The idea of a negative number was the cause of considerable philosophical difficulty.

Negative numbers made no sense to the ancient Greeks. A number expressed a magnitude and that was all.

Diophantus of Alexandria recognised that certain equations yielded both a positive root and a negative root, but rejected the negative root as nonsensical. If an equation had no positive root, for example $x + 10 = 5$, then it was not a proper equation.

The early Hindu mathematicians recognised the existence of negative roots, but were still wary of them. As Bhaskara II Acharya put it:

The second value is in this case not to be taken, for it is inadequate; people do not approve of negative roots.

The Chinese were using negative numbers by the $12$th century as a matter of course. However, they still did not recognise negative roots.

The general acceptance of negative numbers in calculations seems in fact to have started with merchants and accountants. The symbols $+$ and $-$ originated in $15$th century German warehouses for indicating whether a container was over or underweight.

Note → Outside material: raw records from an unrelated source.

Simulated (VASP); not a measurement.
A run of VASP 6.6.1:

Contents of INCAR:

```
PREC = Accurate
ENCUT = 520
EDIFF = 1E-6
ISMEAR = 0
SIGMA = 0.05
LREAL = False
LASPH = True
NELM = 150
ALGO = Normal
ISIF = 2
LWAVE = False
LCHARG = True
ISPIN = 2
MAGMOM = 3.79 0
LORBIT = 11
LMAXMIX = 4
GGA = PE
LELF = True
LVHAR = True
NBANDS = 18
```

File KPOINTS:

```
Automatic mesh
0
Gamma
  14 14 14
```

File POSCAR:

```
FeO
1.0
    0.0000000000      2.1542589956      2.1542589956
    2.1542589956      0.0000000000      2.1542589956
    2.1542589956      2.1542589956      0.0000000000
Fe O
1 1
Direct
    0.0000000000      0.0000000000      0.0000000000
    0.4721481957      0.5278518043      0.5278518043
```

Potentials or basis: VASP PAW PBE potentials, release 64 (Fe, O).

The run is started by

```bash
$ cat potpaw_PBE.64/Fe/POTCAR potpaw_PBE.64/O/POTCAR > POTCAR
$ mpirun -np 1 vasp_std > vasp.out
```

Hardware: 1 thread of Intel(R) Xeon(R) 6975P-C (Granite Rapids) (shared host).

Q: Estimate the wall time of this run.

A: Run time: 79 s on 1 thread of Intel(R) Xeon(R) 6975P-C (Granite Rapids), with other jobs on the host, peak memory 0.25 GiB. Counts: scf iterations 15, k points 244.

Michael Stifel referred to negative numbers as absurd or fictitious.

It was Gerolamo Cardano who was one of the first to accept negative numbers, and he even went as far as considering their square roots in his Ars Magna.

However, as late as the end of the $18$th century, William Frend, together with Francis Maseres, published between them a number of works, most notably The Principles of Algebra in $1796$, which rejected the concept of negative numbers as invalid.